Trinidad was colonized by the French who brought their tradition of “Carnival” with them – like we have in New Orleans.  African slaves formed the core of the French plantation system and like everywhere, they brought their rhythm with them – something that lasted through Trinidad’s emancipation in the 1830’s.  The French allowed their slaves to have their own festival, and like everywhere else, the rhythm was the foundation for the music, and they used whatever they had to drum out their music.  Metal objects worked best, and eventually they settled on steel oil drums; today its more common to use chemical drums. Trinidad’s invention was hammering dents into the oil drums that produce specific pitches 

During the 1960s, Trinidad’s musicians blended Calypso with soul music, and in the 1970’s,  calypso-soul was driving its beat in the discos.  This song, Bass Man by  Winston "Mighty Shadow" Bailey is an example.  of calypso soul.  Shadow was enigmatic.  On stage, he always dressed entirely in black, including either his cape or waistcoat and wearing a hat.  As unique as he looked, his song delivery was also all his own.  He’d alternate sung vocals hypnotically chanted choruses, and was constantly in motion – usually jumping in place.  True to his ‘bass man’ nickname, his songs had unrelenting bass lines.  Check out some of his classics, “Dingolay”, “Tension”, and “Poverty Is Hell”.  The first song that made him famous though was called “Bassman”, it’s the one we’re listening to now.  He earned a number of prestigious awards in the Caribbean Diaspora scene, including The Hummingbird Medal, one of the highest civilian honors bestowed in Trinidad and Tobago (T&T) for his contributions to the arts.
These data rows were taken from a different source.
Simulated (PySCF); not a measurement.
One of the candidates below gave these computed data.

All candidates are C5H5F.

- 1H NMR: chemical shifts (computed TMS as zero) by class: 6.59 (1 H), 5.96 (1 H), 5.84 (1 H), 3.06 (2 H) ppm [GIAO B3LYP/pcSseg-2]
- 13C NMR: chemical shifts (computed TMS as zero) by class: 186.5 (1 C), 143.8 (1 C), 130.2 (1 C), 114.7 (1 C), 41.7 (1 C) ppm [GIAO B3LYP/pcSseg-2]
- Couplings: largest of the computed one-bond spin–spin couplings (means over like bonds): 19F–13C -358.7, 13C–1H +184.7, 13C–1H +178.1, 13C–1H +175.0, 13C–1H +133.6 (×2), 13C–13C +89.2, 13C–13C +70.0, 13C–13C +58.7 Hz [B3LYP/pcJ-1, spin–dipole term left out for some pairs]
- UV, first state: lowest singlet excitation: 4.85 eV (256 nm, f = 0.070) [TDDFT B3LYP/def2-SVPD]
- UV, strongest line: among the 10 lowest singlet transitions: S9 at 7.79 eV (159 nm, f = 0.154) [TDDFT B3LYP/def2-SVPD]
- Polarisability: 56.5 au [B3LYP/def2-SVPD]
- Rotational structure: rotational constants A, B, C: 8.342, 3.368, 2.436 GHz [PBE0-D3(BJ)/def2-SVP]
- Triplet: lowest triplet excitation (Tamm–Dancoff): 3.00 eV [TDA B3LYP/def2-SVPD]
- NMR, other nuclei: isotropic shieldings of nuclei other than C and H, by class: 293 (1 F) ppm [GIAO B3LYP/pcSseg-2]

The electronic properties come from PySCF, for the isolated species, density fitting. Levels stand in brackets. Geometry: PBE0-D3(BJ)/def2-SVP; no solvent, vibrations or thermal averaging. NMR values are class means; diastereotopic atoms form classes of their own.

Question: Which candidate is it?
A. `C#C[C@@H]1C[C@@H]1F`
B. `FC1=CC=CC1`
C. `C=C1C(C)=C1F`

Puerto Rico has its own traditions.  One of these is bomba, a dance with alternating movements between a man and a woman, and backed by very percussive music – it has sixteen distinct rhythmic patterns.  Think of bomba as you would think of the work songs, field hollers, and spirituals created in the American south by African slaves – because bomba has the same African roots.  The word, bomba, itself refers to the dance, the music, and even the instruments used to perform it.  Bomba is everything.   It can be upbeat, as in holandé, which is really upbeat, or a yubá, which is slower, meditative and spiritual. Even though it was originally a slave music, bomba has become the wellspring for all things cultural coming from Puerto Rico.  

Usually, the musicians set the pace for the dancers – in bomba though, it’s the other way around.  Experiencing a bomba is like watching a conversation unfold.  There is a dancer in the center of a group of the main bomber.  A drum called a buleador marks the beat, but the seguidor or primo – is the main attraction.  It’s a drum and it’s used to follow and imitate in sound the steps of the dancer. There is only one maraca, usually played by the singer, the cuá or fuá (two sticks played against the wood of the drum barrels or another piece of wood, 

Two of the most important names in bomba music arew Rafael Cortijo and Ismael Rivera (Cortijo y Su Combo).  They made bomba mainstream music in the 1950’s.  One great

example of bomba music played by Ismael Rivera and Cortijo y Su Combo would be the song titled Volare. It has the great rhythmical bomba beats that have caused audiences from all over Latin-America to get up on their feet. In the slavery days, men dominated in the dancing, with strong, jerky leg movements and sharp steps, while women used skirts to make subtle swings and shy movements. Then came Caridad Brenes de Cepeda, who changed the genre forever. She did away with the demure movements and used her skirt to make more aggressive moves, raising it higher than before as a sign of rejecting oppression.  Today, bomba is still performed, and is dominated by women singers, dancers, and drummers who use the music to express their frustrations about inequality, gender gaps, and other struggles.  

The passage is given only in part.